Saturday, we looked at the overall cap and roster situation around the league and how that might impact Detroit’s ability to achieve roster compliance. Today, we’ll look at the Wings’ cap situation and how it may lead to a player sticking on the roster who may otherwise not.

Cory Emmerton was Detroit’s 4th (and occasionally 3rd) line center last season, playing all 48 regular season and 13 of 14 playoff games for them. He played well on the penalty kill, but was badly outpossessed at even strength despite getting a majority of offensive zone starts against low-quality competition.

Good penalty killing is nice, but it would need to be exceptionally nice in order to overcome the basic expectation that a 4th liner compete with other 4th liners, something with which Emmerton struggled. Fortunately, he’s got two things working in his favor coming into this season which may keep him on Detroit’s roster.

1. He’s a Center

You might have heard this, but Darren Helm is nothing more than a torso and a smile at this point and we won’t be convinced he actually has legs until he’s played a full 82-game season and won the Conn Smythe. Until that happens, he’s a worthless husk of an injury waiting to happen.

This leaves Detroit woefully short of their preferred composition of 14 centers with 7 centers playing defense and another 2 centers in goal.
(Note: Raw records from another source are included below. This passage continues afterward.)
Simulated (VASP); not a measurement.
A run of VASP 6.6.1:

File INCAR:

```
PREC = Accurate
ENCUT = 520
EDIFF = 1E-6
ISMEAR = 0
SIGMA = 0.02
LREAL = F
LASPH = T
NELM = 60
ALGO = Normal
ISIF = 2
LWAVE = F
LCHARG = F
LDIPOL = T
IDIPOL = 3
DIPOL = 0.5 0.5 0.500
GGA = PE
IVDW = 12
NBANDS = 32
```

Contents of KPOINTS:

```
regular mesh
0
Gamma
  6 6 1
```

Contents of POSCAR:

Joking aside, the Wings would very much prefer to keep the three centers playing on their top two lines up there and would like to have Helm and Andersson playing their third and fourth line roles. If either Helm or Andersson is unable to go, having an additional center as a backup is a nice insurance policy.

…but

The counter to having a natural center to play that position is that having a natural center to get outplayed at that position isn’t really a good solution. It’s workable, since being out-possessed on the fourth line is less-dangerous than getting out-possessed on any other line, but it may be worth it to have a better possession player work a few extra minutes outside of his comfort zone in an attempt to avoid losing the shooting battle.

2. He Might be Too Cheap to Let Go

According to Capgeek, the Wings have exactly $1,044,621 in cap space. They could enter the season as-is right now and be both cap and roster-compliant. Of course, they’d be doing so without Gustav Nyquist and Joakim Andersson and would be a worse team for it. The Wings are going to have to get rid of two players and bring back those two. As long as the money Ken Holland gives to Nyquist and Andersson doesn’t exceed the money he clears in the process of making roster space for them by $1M, we’re good to go.

But it might not be that easy.

It’s nice to imagine that some other team is going to take Jordin Tootoo off our hands or Mikael Samuelsson will magically waive his no-trade clause to join Conference III somewhere, but it’s entirely possible that the Wings may have to make that roster space by putting a guy or two on waivers. The issue doesn’t end there though. Waivers isn’t a guaranteed way to part with a guy and if a guy clears, the maximum the Red Wings can clear by sending him to the minors is $925,000.

If that happens, then sending Emmerton through waivers along with…saaaaaaaay…… Mikael Samuelsson (hypothetically), the Wings would have $2.5M to lock up both Jester & Goose. That’s not actually impossible, but I just don’t know if it’s realistic to assume both of them will sign for Brendan Smith money. Replace Emmerton on the waiver wire with…saaaaaaay…Jordin Tootoo and that amount pops up to a bit more comfortable $2.89M.

…but

This entire section is predicated on Ken Holland getting to late September unable to move enough salary off the books, while giving his two RFAs an amount falling within a $400K window where this all matters, and on everybody involved clearing waivers. It’s not unrealistic, but there’s a good chance it doesn’t happen.

– – –

So does Emmerton stay with the Wings? I can’t say. I do think that if it were about the 14 best forwards rather than the best 14 you can fit under the cap, Emmerton might find himself the odd-man out. Having and extra bottom-six center gives a bit of added flexibility, but I’m not convinced it’s better than the alternate solutions to an injury in that position.